Hollywood is alive and well—in the Middle East
and the United States. What else could explain the fantasy-world interpretation
of the recent disaster in Libya and Cairo by the White House and his
administration? Those who have been duped by this flagrantly false narrative, that
these recent attacks were perpetrated by “spontaneous” demonstrators outraged
by a film’s negative portrayal of Islam would do well to listen to the words of Libyan President Mohammed el-Megari: “The
idea that this criminal and cowardly act was a spontaneous protest that just
spun out of control is completely unfounded and preposterous,” said el-Megari,
adding “We firmly believe that this was a pre-calculated, pre-planned
attack that was carried out specifically to attack the U.S. Consulate."
The problem with this reactive reasoning from our
President and his sycophantic supplicants (beyond the fact that they are
hell-bent on doing damage control for President Obama while savaging Mitt
Romeny) is that the public is now confusing two very different words: context
and pretext. The ersatz media would have you believe that the poor Muslim radicals,
along with their ordinary, Middle-Eastern equivalents of Joe Six Pack, inflamed
by a “hateful” film (read parody in poor taste), had no choice but to attack
our embassies and slaughter innocent Americans. The film was simply so
overwhelmingly insulting, so revoltingly contemptuous, and so unassailably insensitive
that all manner of reason and sense of ethics was banished forthwith, and the
primordial Id given license to create carnage and suffering.
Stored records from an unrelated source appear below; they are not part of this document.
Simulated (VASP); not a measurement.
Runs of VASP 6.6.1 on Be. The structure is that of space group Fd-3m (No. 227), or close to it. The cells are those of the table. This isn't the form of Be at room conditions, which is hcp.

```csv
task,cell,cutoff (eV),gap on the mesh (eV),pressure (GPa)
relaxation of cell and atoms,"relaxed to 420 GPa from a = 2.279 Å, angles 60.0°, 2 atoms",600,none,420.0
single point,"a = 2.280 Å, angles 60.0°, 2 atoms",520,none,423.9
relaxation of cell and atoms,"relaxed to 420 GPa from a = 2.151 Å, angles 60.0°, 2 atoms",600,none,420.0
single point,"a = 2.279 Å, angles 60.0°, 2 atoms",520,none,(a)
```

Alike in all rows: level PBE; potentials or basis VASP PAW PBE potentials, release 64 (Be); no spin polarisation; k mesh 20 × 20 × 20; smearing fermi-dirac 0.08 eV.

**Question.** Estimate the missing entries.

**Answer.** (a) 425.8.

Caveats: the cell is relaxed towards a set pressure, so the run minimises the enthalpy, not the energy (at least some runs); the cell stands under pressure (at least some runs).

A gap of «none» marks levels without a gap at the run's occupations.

Here is context offered by the Moslem world and promulgated
by the likes of Susan Rice and left-leaning media talking heads: Best not
insult Islam, or defame the prophet Mohammed, lest we slaughter your diplomats.
Be careful about political cartoons that depict Moslem extremism in an
unflattering light, or you will die at the hands of jihadist. Do not write
literature that describes Islam in a pejorative manner or there will be a
life-long fatwa with the penalty of death on your head. Insult their
sensibilities in any perceived manner, and Allah will use them as a blunt and
unyielding weapon of destruction.
But this is really just a pretext, because Moslem
extremists, like ALL extremists, live in a perpetual state of moral indignation
and outrage. They inhabit the periphery of reality, utterly and intentionally
disconnected from reason, insufferably wrapped in self-righteousness, suffused
in the accelerant of a narrow and perverse ideology. Thus their world is
tinderbox, just waiting for the tiniest of sparks to justify
conflagration. Oddly enough, it was
the moderate Muslims of Libya who recently took to the streets to demonstrate
their outrage with the radicals who perpetrated their heinous acts on our
embassy. And while their actions may have been inappropriate, at least hey did
not become apologists.
Ultimately, it doesn't matter what we do or don't
do, what we say, or how we say it, only that they have the opportunity and the
convenient excuse to seize the moment to foment terror, and then fall back upon
a twisted fairy tale that we are merely witnessing the natural reaction to our
unbelievable temerity to question the validity or ethical reasonableness of an
ideology based on conformity, oppression, and violence in the name of God.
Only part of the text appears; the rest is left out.